‘Last at his cross, and earliest at his grave.’
For critical utterances we have the ensuing:—’A strain of patriotism pure, ardent, and even sublime.... Versification combining conciseness and strength with a considerable degree of harmony.... Both talent and genius.... Some passages of it, and those not a few, are of the first order of the pathetic and descriptive.’ (3) A Syrian Tale. Of this book I have failed to find any trace in the Quarterly Review, or in the Catalogue of the British Museum. (4) Mrs. Lefanu. Neither can I trace this lady in the Quarterly. Mrs. Alicia Lefanu, who is stated to have been a sister of Richard Brinsley Sheridan, and also her daughter, Miss Alicia Lefanu, published books during the lifetime of Shelley. The former printed The Flowers, a Fairy Tale, 1810, and The Sons of Erin, a Comedy, 1812. To the latter various works are assigned, such as Rosard’s Chain, a Poem. (5) Mr. John Howard Payne was author of Brutus, or the Fall of Tarquin, an Historical Tragedy, criticized in the Quarterly for April, 1820. I cannot understand why Shelley should have supposed this criticism to be laudatory: it is in fact unmixed censure. As thus:—’He appears to us to have no one quality which we should require in a tragic poet.... We cannot find in the whole play a single character finely conceived or rightly sustained, a single incident well managed, a single speech—nay a single sentence—of good poetry.’ It is true that the same article which reviews Payne’s Brutus notices also, and with more indulgence, Sheil’s Evadne: possibly Shelley glanced at the article very cursorily, and fancied that any eulogistic phrases which he found in it applied to Payne.

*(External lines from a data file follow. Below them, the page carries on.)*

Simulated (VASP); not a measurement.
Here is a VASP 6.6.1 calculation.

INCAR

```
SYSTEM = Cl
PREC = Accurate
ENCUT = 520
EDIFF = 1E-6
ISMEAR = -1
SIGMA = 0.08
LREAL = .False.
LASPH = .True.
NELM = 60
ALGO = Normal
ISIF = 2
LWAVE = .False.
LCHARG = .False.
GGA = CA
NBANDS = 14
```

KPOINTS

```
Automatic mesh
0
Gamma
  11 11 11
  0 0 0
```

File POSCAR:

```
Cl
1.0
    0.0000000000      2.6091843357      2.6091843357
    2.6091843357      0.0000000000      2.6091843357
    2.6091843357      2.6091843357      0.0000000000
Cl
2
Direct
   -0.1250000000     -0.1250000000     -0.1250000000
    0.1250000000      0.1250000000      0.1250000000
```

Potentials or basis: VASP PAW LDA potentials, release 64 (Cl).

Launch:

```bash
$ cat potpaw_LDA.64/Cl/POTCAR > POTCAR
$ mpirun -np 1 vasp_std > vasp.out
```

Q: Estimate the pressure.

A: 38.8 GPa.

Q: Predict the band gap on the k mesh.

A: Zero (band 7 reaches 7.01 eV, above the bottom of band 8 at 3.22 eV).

1. 51. A parallel between the Rev. Mr. Milman and Lord Byron. I have not succeeded in finding this parallel. The Quarterly Review for July 1818 contains a critique of Milman’s poem, Samor, Lord of the Bright City; and the number for May 1820, a critique of Milman’s Fall of Jerusalem. Neither of these notices draws any parallel such as Shelley speaks of.
1. 52. What gnat did they strain at here. The word ‘here’ will be perceived to mean ‘in Endymion,’ or ‘in reference to Endymion’; but it is rather far separated from its right antecedent.
1. 59. The circumstances of the closing scene of poor Keats’s life were not made known to me until the Elegy was ready for the press. See p. 22.
1. 63. The poor fellow seems to have been hooted from the stage of life, no less by those on whom he had wasted the promise of his genius than those on whom he had lavished his fortune and his care. This statement of Shelley is certainly founded upon a passage in the letter (see p. 22) addressed by Colonel Finch to Mr. Gisborne. Colonel Finch said that Keats had reached Italy, ’nursing a deeply rooted disgust to life and to the world, owing to having been infamously treated by the very persons whom his generosity had rescued from want and woe.’ The Colonel’s statement seems (as I have previously intimated) to be rather haphazard; and Shelley’s recast of it goes to a further extreme.